Monday, June 23, 2008

Morning Medieval Miscellany

I'll have some guests for a few days beginning tomorrow, so everyone try not to write anything interesting about the Middle Ages for the next week, OK?
  • Steven Till asks what we think about Christian Bale as Robin Hood.
  • Mary Kate Hurley has a post about Beowulf and love, or the lack thereof. I'm with MKH on this one -- I'm not feeling the love.
  • News for Medievalists has several new posts, including one telling us that Dante is no longer exiled from Florence. If they really meant it, they'd exhume him, clone him, and then make the clone mayor.
  • The Naked Philologist has a few new posts as well, including one on "The Humerous Later Life of St. Æðelðrið," a post on Templar trial papers, and a bleg for feedback on a paper proposal about Archbishop Wulfstan. My own opinion: The paper looks quite interesting, but I think Wulfstan is so cool that I'd listen to a paper speculating on Wulfstan's favorite color, so I'm not the most objective judge. Being as objective as possible, though, it looks pretty good to me.
  • Jonathan Jarrett has a post on problems working with charters of Cluny, and includes this phrase I intend to steal in the future: "Preservation by neglect."
  • OK, this isn't really medieval, but the word "dwarf" made it appear on my fantasy mytho-medieval radar. This article really ticks me off -- how is it relevant that the woman was a dwarf? The subtext of the piece seems to be something like: "Hey, look at that! A dwarf pimp! I wonder if she whistles while she pimps? *snicker* Let's now all imagine kinky sex with dwarves!" The dwarfism has nothing at all to do with the charges against her ... they just seem to have thrown it in for puerile interest.
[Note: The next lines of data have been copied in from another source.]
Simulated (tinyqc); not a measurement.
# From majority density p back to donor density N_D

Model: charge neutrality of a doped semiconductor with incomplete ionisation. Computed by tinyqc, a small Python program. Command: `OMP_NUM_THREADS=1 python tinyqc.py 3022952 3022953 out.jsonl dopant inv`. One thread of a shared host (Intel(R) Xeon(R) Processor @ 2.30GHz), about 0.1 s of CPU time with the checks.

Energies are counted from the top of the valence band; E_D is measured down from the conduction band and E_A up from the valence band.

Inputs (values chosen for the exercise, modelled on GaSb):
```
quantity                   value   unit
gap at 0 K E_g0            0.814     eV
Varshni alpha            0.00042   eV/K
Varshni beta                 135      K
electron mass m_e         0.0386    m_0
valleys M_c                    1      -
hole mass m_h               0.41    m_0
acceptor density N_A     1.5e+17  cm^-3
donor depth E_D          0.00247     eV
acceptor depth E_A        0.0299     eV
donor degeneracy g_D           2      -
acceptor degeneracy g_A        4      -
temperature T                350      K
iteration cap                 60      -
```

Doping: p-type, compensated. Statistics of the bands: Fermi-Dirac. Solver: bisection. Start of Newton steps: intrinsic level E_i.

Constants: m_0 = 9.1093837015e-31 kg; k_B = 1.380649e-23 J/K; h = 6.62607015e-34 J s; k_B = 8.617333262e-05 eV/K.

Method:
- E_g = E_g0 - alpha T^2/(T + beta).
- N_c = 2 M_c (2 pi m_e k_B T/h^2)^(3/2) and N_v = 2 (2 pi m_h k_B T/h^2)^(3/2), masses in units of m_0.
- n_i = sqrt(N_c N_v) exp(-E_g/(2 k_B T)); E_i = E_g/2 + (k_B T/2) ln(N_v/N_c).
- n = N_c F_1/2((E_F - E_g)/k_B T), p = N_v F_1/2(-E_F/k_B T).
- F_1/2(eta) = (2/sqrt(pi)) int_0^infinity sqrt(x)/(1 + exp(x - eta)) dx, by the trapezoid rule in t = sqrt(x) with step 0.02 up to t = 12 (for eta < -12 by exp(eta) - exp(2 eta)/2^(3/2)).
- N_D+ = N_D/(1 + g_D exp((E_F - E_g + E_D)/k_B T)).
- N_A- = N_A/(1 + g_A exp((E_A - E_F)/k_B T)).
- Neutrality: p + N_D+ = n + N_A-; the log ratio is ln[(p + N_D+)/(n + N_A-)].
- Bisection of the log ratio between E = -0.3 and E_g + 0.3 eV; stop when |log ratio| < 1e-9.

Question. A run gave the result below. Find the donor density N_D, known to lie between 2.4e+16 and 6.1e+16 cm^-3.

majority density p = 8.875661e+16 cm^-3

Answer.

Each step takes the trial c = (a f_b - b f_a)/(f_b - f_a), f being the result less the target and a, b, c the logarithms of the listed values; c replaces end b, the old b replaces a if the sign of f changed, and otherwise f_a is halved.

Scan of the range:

Ever have one of those days that you despair about how much there is to know about the Middle Ages, and how easy it is to forget? Yesterday I stared for five minutes looking at a poem that I used to be able to sight-read, and now I was stumped in the first 10 lines and had to look in the glossary. Sure, as soon as I saw the word, I smacked myself in the forehead and immediately remembered it, but there's just so much to forget, you know?